Petrobras settles award payment but reserves right to appeal
Brazilian state oil and gas company Petrobras has paid over US$700 million to satisfy an award in favour of offshore drilling contractor Vantage Drilling whom it accused of corruption – while retaining its right to appeal the confirmation of the award in the US courts.
The settlement comes a month after the US District Court for the Southern District of Texas entered a judgment worth US$733 million confirming the award. The parties have agreed that the latest payment satisfies that judgment in full.
Petrobras said it had made the payments to stop interest accruing on the award and lift the attachment over its Dutch assets. However, Petrobras will continue to pursue an appeal in the US Court of Appeals for the Fifth Circuit to overturn the district court’s judgment and have the award set aside.
The dispute relates to a long-term contract for the lease of a deepwater drilling ship, which was terminated by Petrobras in 2015 after it emerged that Vantage’s agent in Brazil, Hamylton Padilha, had entered into a plea agreement with Brazilian authorities over his role in obtaining bribes for former Petrobras executives.
In the final award, the tribunal found Petrobras liable for the wrongful termination of the contract and awarded Vantage US$622 million plus interest.
Mexico utility brings gas pipeline claim against US Sempra Energy
Mexican state-owned Comisión Federal de Electricidad (CFE) has initiated arbitration against Mexican energy infrastructure unit Ienova, a subsidiary of California-based Sempra Energy, requesting the nullification of certain clauses in a transportation service agreement governing the construction of a US$2.5 billion natural gas pipeline between Mexico and the US.
According to reports, the arbitration will be heard under LCIA rules.
The dispute relates to a contract that CFE signed with Ienova and Canada’s TC Energy, formerly known as TransCanada, to build a pipeline from the south of Texas to Tuxpan.

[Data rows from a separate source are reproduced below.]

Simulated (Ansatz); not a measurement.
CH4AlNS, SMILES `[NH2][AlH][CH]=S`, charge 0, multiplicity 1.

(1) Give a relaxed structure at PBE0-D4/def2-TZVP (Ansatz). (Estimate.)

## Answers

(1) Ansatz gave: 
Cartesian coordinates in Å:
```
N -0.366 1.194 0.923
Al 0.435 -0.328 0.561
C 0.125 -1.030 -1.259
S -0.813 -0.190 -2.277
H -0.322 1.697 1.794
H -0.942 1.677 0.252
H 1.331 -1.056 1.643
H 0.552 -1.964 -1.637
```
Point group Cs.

In its request for arbitration, it is understood CFE has requested that clauses in the transportation service agreement that provide for reimbursements of fixed capacity payments in a force majeure situation be redrafted as they are too onerous on the state.
Mexican taxi dispute leads to ICC and NAFTA claims
A joint venture formed by L1bero Partners, a Canadian company owned by prominent Mexican businessmen Ricardo Salinas and Fabio Covarrubias, and by Espiritu Santo Holdings (ESH) has threatened Mexico with a claim under the North American Free Trade Agreement (NAFTA) and a pending ICC claim as regards a concession to provide digital taximeter and ride-hailing technology for taxi cabs in Mexico City.
The dispute relates to a concession awarded to the joint venture in 2016 for the provision of technology to Mexico City’s fleet of 138,000 registered taxi cabs. The notice, which is not public, appears to have been filed after city authorities sought to unilaterally amend the concession terms in November 2018.
However, L1bero’s joint venture partner ESH says the NAFTA notice was improperly filed without its approval. It alleges the move is part of a broader pattern of “corporate fraud and malfeasance” by which L1bero has taken steps to seize control of the joint venture and misappropriate its assets and technology for itself.
ESH, which is controlled by Mexican nationals Santiago León and Eduardo Zayas, launched an ICC arbitration against L1bero on 1 May, seeking a declaration that the “illicit seizure” of the business is in breach of their partnership agreement. The proceeding will be seated in New York.
Both the NAFTA and ICC disputes became public after ESH applied last month to the US District Court for the Southern District of New York for emergency injunctive relief in support of the ICC case.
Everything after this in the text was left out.